ΠΑΓΚΥΠΡΙΟΣ ΔΙΚΗΓΟΡΙΚΟΣ ΣΥΛΛΟΓΟΣ

Έρευνα - Κατάλογος Αποφάσεων - Εμφάνιση Αναφορών (Noteup on) - Αρχείο σε μορφή PDF - Αφαίρεση Υπογραμμίσεων


(1966) 2 CLR 9

1966 March 22

 

[ZEKIA, P., VASSILIADES AND JOSEPHIDES, JJ.]

GEORGHIOS AVRAAM MOUZOURIS,

Appellant,

v.

THE REPUBLIC,

Respondent.

(Criminal Appeal No. 2809)

Criminal Law-Homicide-Casting death by an unlawful act, contrary to section 205 of the Criminal Code, Cap. 154, as amended by section 5 of the Criminal Code (Amendment) Law 1962 (Law 3 of 1962)-Sentence-Appeal against sentence of life imprisonment as being excessive-A borderline case between a premeditated and an unpremeditated murder-Sentence appealed against not considered excessive.

Criminal Law-Sentence-Principles upon which sentences should be assessed-Interest of the public, the deterrent effect of sentence, the individual involved and the circumstances leading him to the commission of the offence.

Criminal Procedure-Appeal-Sentence-Court of Appeal will interfere with sentences when found to be manifestly excessive.

The appellant was convicted on his own plea of guilty on a charge of homicide, contrary to section 205 of the Criminal Code, Cap. 154, as amended by law 3 of 1962 and was sentenced to imprisonment for life. He appealed against sentence on the ground that it was excessive. The Supreme Court in dismissing the appeal:

Held, (1) in passing sentence the Court has on the one hand to bear in mind the interest of the public, the deterrent effect of such sentence, and, on the other hand, the individual involved and the circumstances leading him to the commission of such offence.

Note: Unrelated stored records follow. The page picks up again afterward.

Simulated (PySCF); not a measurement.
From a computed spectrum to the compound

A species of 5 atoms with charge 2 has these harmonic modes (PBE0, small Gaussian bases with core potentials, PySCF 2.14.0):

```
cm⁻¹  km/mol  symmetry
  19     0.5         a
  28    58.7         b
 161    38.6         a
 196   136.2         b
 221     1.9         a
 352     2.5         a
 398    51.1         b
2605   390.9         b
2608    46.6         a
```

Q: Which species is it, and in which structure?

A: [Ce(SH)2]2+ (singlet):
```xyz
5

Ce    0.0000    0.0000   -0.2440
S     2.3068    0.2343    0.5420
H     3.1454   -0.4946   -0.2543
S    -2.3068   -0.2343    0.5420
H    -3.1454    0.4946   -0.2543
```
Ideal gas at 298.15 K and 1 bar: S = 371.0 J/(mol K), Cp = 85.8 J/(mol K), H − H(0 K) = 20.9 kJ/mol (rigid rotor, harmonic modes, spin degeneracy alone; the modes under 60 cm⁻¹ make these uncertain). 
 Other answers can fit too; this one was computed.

(2) We here, as a Court of Appeal can only interfere with the sentence imposed by the lower Courts when we find such sentences to be manifestly excessive. It is true that life imprisonment sounds cruel but taking the life of somebody else cannot be less cruel. On the facts of the case, therefore, we are of opinion that the sentence imposed was not an excessive one and the appeal is therefore dismissed.

Appeal dismissed.

Appeal against sentence.

Appeal against the sentence imposed on the appellant who was convicted on the 24th January, 1966, at the Assize Court of Larnaca (Criminal Case No. 2722/65) on one count of the offence of homicide contrary to section 205 of the Criminal Code, Cap. 154 (as amended by Law No. 3 of 1962) and was sentenced by HadjiAnastassiou, P.D.C., Loizou & Vassiliades, D.JJ. to imprisonment for life.

St. Pavlides, for the appellant.

A. Frangos, Counsel of the Republic, for the respondent.

The judgment of the Court was delivered by:

ZEKIA, P.: The appellant in this case pleaded guilty to a charge of homicide, namely, that on the 10th November, 1965, he killed a certain Antonis Makris, by an unlawful act. The charge was brought under section 205 of the Criminal Code, as amended by Law 3 of 1962. The Assize Court of Larnaca sentenced the appellant to life imprisonment. Appeal is made to this Court on the ground of excessiveness of sentence.

The facts of the case were stated at length before the trial Court and also to us by the learned counsel of the Republic. Likewise, the learned counsel for the appellant referred fully to the mitigating circumstances touching the sentence, here and to the Court below.

On the facts of this case, to say the least, one could fairly describe it as a borderline case fatling between a premeditated murder and an unpremeditated murder. Learned counsel for appellant with emphasis submitted that the prisoner was a victim of obsession and also, as he put it, a victim of infernal feeling of jealousy. There appears from the evidence that the mind of the prisoner was serioulsy and constantly disturbed for a long time, perhaps for two years, prior to the commission of the offence. On the other hand, from the evidence and statements made to the Court, it appears that when the appellant met the deceased in the fields he made use of a lethal weapon without provocation. He fired twice at the deceased from close range with a sporting-gun while at the time the deceased was sitting with his daughter driving a tractor. The father was killed and the daughter sitting beside him vas seriously injured. That the prisoner meant to kill the deceased cannot he doubted.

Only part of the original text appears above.